Dive Brief:
- The U.S. Postal Service is preparing to raise prices on its shipping services, effective Jan. 18, 2026, per a Friday news release.
- The planned increases include average rate bumps of 7.8% for Ground Advantage, 6% for Parcel Select, 6.6% for Priority Mail and 5.1% for Priority Mail Express. The changes, which have already been approved by the agency's board of governors, will be reviewed by the Postal Regulatory Commission prior to taking effect.
- "The governors believe these new rates will keep the Postal Service competitive while providing the organization with needed revenue," the release said.
U.S. Postal Service rate hikes planned for Jan. 18, 2026
| Service | Rate increase |
|---|---|
| Connect Local | 4.9% |
| Ground Advantage (average) | 7.8% |
| Ground Advantage (retail) | 5.9% |
| Ground Advantage (commercial) | 9.6% |
| Parcel Select (average) | 6% |
| Parcel Select (delivery unit entry) | 5.9% |
| Parcel Select (sectional center facility entry) | 5.9% |
| Priority Mail (average) | 6.6% |
| Priority Mail (retail) | 6.3% |
| Priority Mail (commercial) | 6.9% |
| Priority Mail Express (average) | 5.1% |
| Priority Mail Express (retail) | 5% |
| Priority Mail Express (commercial) | 5.9% |
Source: U.S. Postal Service. The price increases are pending Postal Regulatory Commission review.
Dive Insight:
The Postal Service's planned price hikes outpace FedEx and UPS' incoming base rate increases in some instances. They also sit on average above the increases the agency installed this past January, save for Connect Local and Parcel Select services.

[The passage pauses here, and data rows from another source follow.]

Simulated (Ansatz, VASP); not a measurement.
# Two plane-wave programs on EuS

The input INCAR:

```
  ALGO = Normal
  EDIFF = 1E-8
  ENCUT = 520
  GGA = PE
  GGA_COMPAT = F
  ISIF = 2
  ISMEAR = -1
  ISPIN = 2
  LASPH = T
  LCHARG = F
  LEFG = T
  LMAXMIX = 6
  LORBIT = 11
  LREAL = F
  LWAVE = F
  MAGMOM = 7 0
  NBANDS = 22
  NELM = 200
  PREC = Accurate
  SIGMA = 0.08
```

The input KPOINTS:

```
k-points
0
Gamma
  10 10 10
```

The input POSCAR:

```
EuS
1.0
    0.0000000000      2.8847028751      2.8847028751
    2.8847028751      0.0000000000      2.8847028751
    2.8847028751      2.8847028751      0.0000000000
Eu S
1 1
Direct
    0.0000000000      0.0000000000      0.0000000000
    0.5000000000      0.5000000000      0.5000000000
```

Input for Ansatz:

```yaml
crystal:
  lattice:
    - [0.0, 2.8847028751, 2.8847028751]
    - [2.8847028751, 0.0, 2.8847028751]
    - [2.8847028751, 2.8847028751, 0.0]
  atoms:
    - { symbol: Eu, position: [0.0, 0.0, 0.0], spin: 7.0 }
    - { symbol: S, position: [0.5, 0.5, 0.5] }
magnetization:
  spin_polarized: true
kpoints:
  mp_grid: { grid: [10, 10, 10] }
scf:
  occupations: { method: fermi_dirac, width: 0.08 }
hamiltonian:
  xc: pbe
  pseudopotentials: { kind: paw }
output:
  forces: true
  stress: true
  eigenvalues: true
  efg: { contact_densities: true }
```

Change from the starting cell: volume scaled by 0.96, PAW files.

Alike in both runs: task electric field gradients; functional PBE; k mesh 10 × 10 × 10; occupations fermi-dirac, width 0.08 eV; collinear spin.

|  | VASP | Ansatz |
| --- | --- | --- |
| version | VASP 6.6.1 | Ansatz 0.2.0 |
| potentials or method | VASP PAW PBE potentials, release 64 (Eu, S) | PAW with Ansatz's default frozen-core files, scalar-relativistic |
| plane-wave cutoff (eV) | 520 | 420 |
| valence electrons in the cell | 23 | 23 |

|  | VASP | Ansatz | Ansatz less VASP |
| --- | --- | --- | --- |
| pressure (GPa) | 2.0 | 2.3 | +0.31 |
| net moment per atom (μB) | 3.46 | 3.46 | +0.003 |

The planned rate increases suggest the Postal Service is looking to attract heavier shipments moving over shorter distances, according to an analysis from Nate Skiver, parcel analyst and founder of LPF Spend Management. For Ground Advantage, a package weighing less than one pound will see a 12.2% average bump, compared to 4.4% for shipments between eight and 20 pounds, he said in a LinkedIn post.
Under Postmaster General David Steiner, the Postal Service is searching for ways to improve its bottom line as financial losses continue to mount. The agency posted a net loss of $9 billion in fiscal year 2025.
“The financial results reflect the difficulties of our mandated cost structure and the continued decline in volume, offset to some degree by the Postal Service’s efforts to push back against those trends by aggressively managing the costs we can control and by the judicious use of our pricing authority," CFO Luke Grossmann said in an earnings announcement Friday.
The agency did see a 1.2% year-over-year uptick in operating revenue despite lower volume. In the earnings release, the Postal Service attributed the jump largely to the performance of its Ground Advantage service and "strategic price increases in both of our mail and shipping categories."
The Postal Service also saw a slight YoY increase in operating expenses during the 2025 fiscal year. The agency said voluntary early retirement buyouts and other costs contributed to the 0.4% bump, which was partially offset by lower transportation expenses.